A federal judge has dismissed a case by Naperville residents opposed to the city's smart meter program, but the lawsuit is likely far from over.
Members of the opposition group Naperville Smart Meter Awareness have already announced their intent to file an amended complaint.
Doug Ibendahl, the group's attorney, said the judge's decision is a good opportunity for them.
"There's been a lot of additional information that has come out about the smart meters and related issues in the past year," Ibendahl said. "We can incorporate all that now."
The original complaint from December 2011 aimed to halt installation of the meters, which are designed to wirelessly collect data from 57,000 electric customers. City officials are billing the $22 million Smart Grid Initiative a safe upgrade to provide more efficient, cost-effective and reliable service to customers.
Opponents say there are health risks associated with the wireless network as well as privacy and security concerns with the monitoring. "This case is very simple," Ibendahl said. "All my clients are asking is to be allowed to have the same relief, the same option, the same ability, to opt out and refuse a smart meter that customers are getting all over the country."
City Manager Doug Krieger said officials are happy with the outcome of the federal lawsuit.
"The city is very pleased with the dismissal," Krieger said. "We thought that the judge did a great job in discussions as to why the case should have been dismissed."
The smart meter project includes installation at all meter locations but gives people the option of turning off the wireless capability, effectively causing it to function like the meters people already have.
In the lawsuit, the plaintiffs argued the city violated the law and exposed people to harmful radio waves in requiring the smart meter installation and subjected individuals to unreasonable searches because of how the meters are read.

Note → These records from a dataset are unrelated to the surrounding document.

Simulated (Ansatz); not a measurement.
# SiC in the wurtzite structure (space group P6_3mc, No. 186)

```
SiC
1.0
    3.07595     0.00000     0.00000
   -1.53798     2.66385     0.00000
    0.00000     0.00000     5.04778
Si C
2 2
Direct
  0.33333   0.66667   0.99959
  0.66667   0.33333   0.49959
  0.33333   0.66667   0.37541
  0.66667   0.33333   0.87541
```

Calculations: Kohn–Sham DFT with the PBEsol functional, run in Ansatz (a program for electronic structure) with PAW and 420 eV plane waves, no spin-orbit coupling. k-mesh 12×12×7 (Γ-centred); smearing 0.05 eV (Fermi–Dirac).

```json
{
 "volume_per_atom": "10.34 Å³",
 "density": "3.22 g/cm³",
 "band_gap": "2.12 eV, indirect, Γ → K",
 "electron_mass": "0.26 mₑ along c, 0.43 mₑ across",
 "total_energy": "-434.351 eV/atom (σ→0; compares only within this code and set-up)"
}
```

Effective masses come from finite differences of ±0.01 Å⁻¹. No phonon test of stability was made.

In his decision, Judge John Lee said because the City of Naperville offered residents the option to turn the wireless capabilities off, they did not force anyone into anything that would compromise their health. He also said that homeowners waived the right to sue over privacy concerns because city employees have been reading the meters manually for years.
Ibendahl said the judge's decision included valuable feedback the group would use before filing again.
Naperville Smart Meter Awareness members are looking for residents who have been overbilled, suffered property damage, had a meter installed against their will or can prove health issues related to the meters to join the lawsuit, according to the group's website.
Plaintiffs have until April 5 to file the amended complaint.